Last month the Fed announced the much-anticipated third round of quantitative easing (QE3), stating it will buy $40bn of agency mortgage-backed securities every month (with no stated end-date) and will keep the fed rate close to zero out to at least mid-2015.
In addition, the ECB announced potential “unlimited” sovereign bond buying (with strict conditionality) and Germany approved the European Stability Mechanism (ESM). Japan and Australia have also stepped up their monetary easing.
The next step is for Spain to formally ask for a Europe/IMF bailout (and the conditionality it will entail) as it will permit the ECB to move ahead with direct purchases of bonds if and when necessary.
The moves have boosted risk appetite, however global growth continues to slow and a number structural problems remain unresolved.
Global growth continues to slow
Despite substantial monetary stimulus, the US jobs market and most growth data are still sluggish.
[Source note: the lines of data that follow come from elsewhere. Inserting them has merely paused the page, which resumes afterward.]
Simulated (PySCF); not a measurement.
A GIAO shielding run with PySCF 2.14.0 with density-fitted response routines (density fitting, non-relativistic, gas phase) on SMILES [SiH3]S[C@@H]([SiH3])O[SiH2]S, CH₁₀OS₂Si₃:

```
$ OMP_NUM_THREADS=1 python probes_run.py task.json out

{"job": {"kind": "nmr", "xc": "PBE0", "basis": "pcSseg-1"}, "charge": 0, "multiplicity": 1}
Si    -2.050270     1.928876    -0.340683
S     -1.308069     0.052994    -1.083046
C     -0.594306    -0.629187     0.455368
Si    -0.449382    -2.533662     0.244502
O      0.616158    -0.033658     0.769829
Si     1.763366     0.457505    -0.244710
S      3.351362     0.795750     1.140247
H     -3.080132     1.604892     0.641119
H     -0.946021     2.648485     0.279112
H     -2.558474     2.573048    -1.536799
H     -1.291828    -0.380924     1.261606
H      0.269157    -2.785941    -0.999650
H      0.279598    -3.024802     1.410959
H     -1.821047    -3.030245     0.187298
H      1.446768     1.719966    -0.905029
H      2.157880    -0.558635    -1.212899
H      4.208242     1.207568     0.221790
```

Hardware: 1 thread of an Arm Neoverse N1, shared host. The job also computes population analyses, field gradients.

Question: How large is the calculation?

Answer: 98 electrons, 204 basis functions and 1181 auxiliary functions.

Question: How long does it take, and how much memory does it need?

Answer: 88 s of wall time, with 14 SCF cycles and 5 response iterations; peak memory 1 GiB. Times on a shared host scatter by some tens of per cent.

There have, however, been tentative signs of improvements in the US housing market and the US services and manufacturing ISM, with the latter rising out of contractionary territory to 51.5 in September.
US payroll figures have recently improved with NFP rising to 114K and unemployment falling to 7.8% in September, a 3 year low. However, payrolls increases consistently above 200k are necessary to have a lasting impact on unemployment.
Eurozone economic activity continues to deteriorate, with most countries in recession.
China’s economy has slowed, but with GDP growth of 7.6% in 2Q 2012, it is far from recessionary territory. China’s authorities are now reacting strongly, cutting bank reserve requirements, easing credit controls, increasing infrastructure spending and reducing interest rates.
While the growth moderation may continue in the near-term, the substantial fiscal and monetary resources available should help support growth in 2013.
The debt crisis in Europe: no easy solutions
Spain’s recession continues to deepen and its deficit continues to widen. Deteriorating regional government finances may be the factor that pushes Spain over brink and forces it to accept a bailout package.
A positive development is that recently the Spanish finance minister outlined an austerity budget that would slash spending by 8.9% and introduce a number of structural reforms that are in line with potential bailout terms outlined by the EU. This would permit the ECB to move ahead with direct purchases of Spanish sovereign bonds if and when necessary.
While policy appears to be becoming more coordinated and liquidity conditions are improving, Europe’s debt burdens remain large and the fiscal drag on growth will remain in place for the foreseeable future. This will keep the onus on the ECB to maintain a highly accommodative monetary policy.